Another workaround is: 1. Power off the instance relying on Cinder local storage. 2. Upgrade the compute nodes. 3. Start the instance. On Fri, Aug 16, 2024 at 3:37 PM Vahideh Alinouri <vahideh.alinouri@gmail.com> wrote:
Hi Everyone,
I'm currently upgrading an OpenStack deployment that was set up using Kolla-Ansible. I'm currently on Kolla version 14.8 (Yoga) and I am trying to upgrade to (Latest Yoga) 14.11, to eventually upgrade to the Zed release.
During the upgrade process, I encountered an issue with the compute node that uses the Cinder LVM backend, which the instances rely on. Restarting the tgtd container caused the connection between the iscsid container and tgtd to be lost. In the Nova compute logs, I found the following error: Stderr: 'blockdev: cannot open /dev/sdb: No such device or address\n'
Because of this, the instance transitions to an error state.
I also observed this error in the tgtd container: login failed ISCSI_CONN_STATE_IN_LOGIN/R_STAGE_SESSION_REOPEN 500 10:18 Kernel reported iSCSI connection 6:0 error (1019 - ISCSI_ERR_XMIT_FAILED: Transmission of iSCSI packet failed) state (2).

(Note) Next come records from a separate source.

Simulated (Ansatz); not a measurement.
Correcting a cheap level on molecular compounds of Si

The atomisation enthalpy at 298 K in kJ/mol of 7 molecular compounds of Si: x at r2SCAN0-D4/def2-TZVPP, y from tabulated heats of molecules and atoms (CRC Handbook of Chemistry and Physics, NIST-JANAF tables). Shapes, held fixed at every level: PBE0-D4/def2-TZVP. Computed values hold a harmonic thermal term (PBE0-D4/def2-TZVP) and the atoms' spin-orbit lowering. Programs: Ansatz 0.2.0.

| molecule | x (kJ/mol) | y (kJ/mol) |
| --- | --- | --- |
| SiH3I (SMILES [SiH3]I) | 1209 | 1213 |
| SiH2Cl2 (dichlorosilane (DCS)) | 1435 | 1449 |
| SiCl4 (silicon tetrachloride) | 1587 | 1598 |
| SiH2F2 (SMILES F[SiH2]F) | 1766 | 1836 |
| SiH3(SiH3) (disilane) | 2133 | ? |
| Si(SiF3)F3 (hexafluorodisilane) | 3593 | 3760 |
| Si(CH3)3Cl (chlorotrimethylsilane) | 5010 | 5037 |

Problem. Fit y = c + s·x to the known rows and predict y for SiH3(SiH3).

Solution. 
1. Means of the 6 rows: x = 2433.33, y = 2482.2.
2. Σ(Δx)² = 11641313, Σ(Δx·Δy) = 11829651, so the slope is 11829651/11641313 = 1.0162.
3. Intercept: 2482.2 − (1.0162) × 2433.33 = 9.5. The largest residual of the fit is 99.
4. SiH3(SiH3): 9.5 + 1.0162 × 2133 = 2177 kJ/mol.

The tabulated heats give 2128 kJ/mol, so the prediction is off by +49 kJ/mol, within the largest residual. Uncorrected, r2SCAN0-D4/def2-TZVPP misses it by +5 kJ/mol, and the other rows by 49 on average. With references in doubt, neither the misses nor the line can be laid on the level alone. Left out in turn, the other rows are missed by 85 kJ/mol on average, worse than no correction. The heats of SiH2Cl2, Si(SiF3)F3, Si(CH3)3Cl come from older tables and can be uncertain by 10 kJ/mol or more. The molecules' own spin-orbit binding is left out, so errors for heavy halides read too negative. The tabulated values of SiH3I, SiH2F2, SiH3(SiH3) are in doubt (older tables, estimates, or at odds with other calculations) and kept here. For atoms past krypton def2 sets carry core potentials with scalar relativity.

When I check the iSCSI session with the following command, it shows that the session is established: iscsiadm --mode session
However, when I run the following command on the compute host (which handles the Cinder LVM backend via iSCSI), no output is returned: tgtadm --lld iscsi --op show --mode target
I tried logging out and logging back into the session, but the logout operation failed!
Here is my cinder.conf file on the compute host: [os-compXXXX-nvme] volume_group = vgnvme volume_driver = cinder.volume.drivers.lvm.LVMVolumeDriver volume_backend_name = os-compXXXX-nvme target_helper = tgtadm target_protocol = iscsi lvm_mirrors = 0 lvm_max_over_subscription_ratio = 1.0
The operating system on the compute node is Ubuntu 20.04.
After further investigation, I found a temporary workaround to bring the instance back to an active running state: 1. Power off the compute node. 2. Evacuate the node (it gets stuck in rebuild, but that's okay). 3. Power on the compute node. 4. Reset the instance state to "active." 5. Check the volume status and update it if it's not in the "in-use" state. 6. Perform a hard reboot of the instance. 7. Restart the tgtd container.
However, this is only a temporary solution. When I attempt to upgrade to the next version, I encounter the same issue again.
Is there anything specific I should consider? Could this be a bug?
I would greatly appreciate your help.